7 Painless Ways to Interact With Your Co-Workers
Social interaction in a formal setting like the workplace can be a daunting task—especially when your co-workers are radically different from the group you normally run with. But it doesn't have to be. Below are some tips for conversing with your co-workers. Most of them stem from a basic fact—the vast majority of people want to feel like somebody else “gets” them, or at least that they care. Once you truly understand that, talking to people takes care of itself.
Ask friendly questions.
This is a big one for two reasons—the first reason is that it means you don't have to do much! Figuring out “what to say” is a big source of anxiety for most people, but if you’re asking questions, you’re only speaking at a minimum—just set the other person up and let them talk. Congratulations! You made this interaction easier, and it's barely even started.
The second reason this is great is that people really like to talk about themselves. So not only have you gotten the other person to do the heavy lifting in this conversation, you've gotten them to like you just a little more because of it.
“Active listening” is a way to make sure that you're paying attention and to make sure the other person knows it. Ask follow-up questions about what they're talking about. Nod or quietly say “mm-hmm” in a way that communicates that you're engaged with what they're telling you.

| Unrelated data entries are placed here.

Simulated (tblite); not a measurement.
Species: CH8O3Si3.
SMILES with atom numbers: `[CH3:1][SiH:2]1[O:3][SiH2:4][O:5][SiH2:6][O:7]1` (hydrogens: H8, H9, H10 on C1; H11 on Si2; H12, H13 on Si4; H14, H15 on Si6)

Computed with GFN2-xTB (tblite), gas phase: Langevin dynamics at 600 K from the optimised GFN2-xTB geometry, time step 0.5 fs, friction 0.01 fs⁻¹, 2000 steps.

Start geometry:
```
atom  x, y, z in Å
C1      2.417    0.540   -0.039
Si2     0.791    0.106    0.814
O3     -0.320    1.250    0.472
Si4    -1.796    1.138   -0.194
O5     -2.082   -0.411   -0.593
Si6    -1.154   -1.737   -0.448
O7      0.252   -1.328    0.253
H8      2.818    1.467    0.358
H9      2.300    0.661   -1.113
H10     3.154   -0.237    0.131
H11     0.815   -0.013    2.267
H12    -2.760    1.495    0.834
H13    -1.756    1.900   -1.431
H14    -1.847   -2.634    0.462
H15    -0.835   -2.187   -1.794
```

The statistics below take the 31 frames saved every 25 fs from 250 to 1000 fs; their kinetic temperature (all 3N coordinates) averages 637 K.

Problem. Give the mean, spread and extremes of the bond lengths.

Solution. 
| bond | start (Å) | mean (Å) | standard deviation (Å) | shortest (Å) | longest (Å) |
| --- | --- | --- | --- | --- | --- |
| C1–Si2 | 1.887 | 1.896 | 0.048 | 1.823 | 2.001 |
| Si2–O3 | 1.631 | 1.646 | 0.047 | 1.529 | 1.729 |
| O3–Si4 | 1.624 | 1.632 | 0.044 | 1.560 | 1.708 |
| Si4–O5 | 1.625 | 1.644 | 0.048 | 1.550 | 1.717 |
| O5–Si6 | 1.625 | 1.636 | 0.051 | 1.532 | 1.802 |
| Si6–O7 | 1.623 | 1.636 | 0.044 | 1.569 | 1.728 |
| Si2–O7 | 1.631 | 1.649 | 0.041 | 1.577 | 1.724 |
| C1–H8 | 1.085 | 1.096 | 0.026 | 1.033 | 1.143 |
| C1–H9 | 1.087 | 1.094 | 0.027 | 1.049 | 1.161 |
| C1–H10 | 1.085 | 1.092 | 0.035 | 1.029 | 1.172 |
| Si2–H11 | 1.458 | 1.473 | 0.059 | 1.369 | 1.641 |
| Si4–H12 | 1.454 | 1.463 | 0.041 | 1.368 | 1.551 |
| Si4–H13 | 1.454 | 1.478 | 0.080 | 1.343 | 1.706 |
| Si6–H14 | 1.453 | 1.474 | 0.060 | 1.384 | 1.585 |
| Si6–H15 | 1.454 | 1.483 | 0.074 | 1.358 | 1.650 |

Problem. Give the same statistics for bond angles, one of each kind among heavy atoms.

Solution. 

You know how you sometimes assume people don't actually want to hear what you have to say? Most people feel that way. Having someone listen to them, carefully and deliberately, can be a powerful thing.
Remember their answers.
You don't have to be an encyclopedia about everyone you know. In fact, please don't be—it’s super creepy. But remember a couple of things that are clearly important and ask about those things every now and then.
If your desk mate's child is a math whiz, ask her how that's going from time to time. If your manager just started classes in circus arts, check in to see how he's liking it. More than anything, people want to feel understood and validated, and it's amazing how far just a little bit of that will go.
Use basic courtesy.
This may sound basic or stupid, but listen—politeness is a rarity. More so in some industries than others, definitely. If you follow some basic stuff, like respecting peoples' space, avoiding snarky comments, refusing to gossip, etc.—it's basically a superpower in terms of how much it can change the way people look at you.
Don't assume they're judging you.
Here's a secret—most people aren't thinking about you as often as you imagine they are. That's not a bad thing…at all. Wanna know what they're really thinking about? The same thing you are—they're worrying about what other people think of them. And they're far, far too busy doing that to remember that time you tripped over a word, or said something embarrassing.
Don't announce the worst about yourself
Have you ever been to a party where someone introduced themselves by saying they were “so awkward”? That hardly seems like the best foot to start out on, does it? You be you. Other people can decide if you're awkward or not without you making up their mind for them. If you don't plant that expectation in their mind, you may be surprised when their reactions indicate you're not as awkward as you thought.
Don't assume the worst about yourself
Maybe you're working for a company where you feel outclassed, or you're at a conference where you think that everyone else is better than you. Here's a secret—most people feel like they're faking it, most of the time. It's called imposter syndrome, and ironically, the smarter you are, the more likely you are to have it. The fact that you are there, typically means you belong there. Try not to overthink it.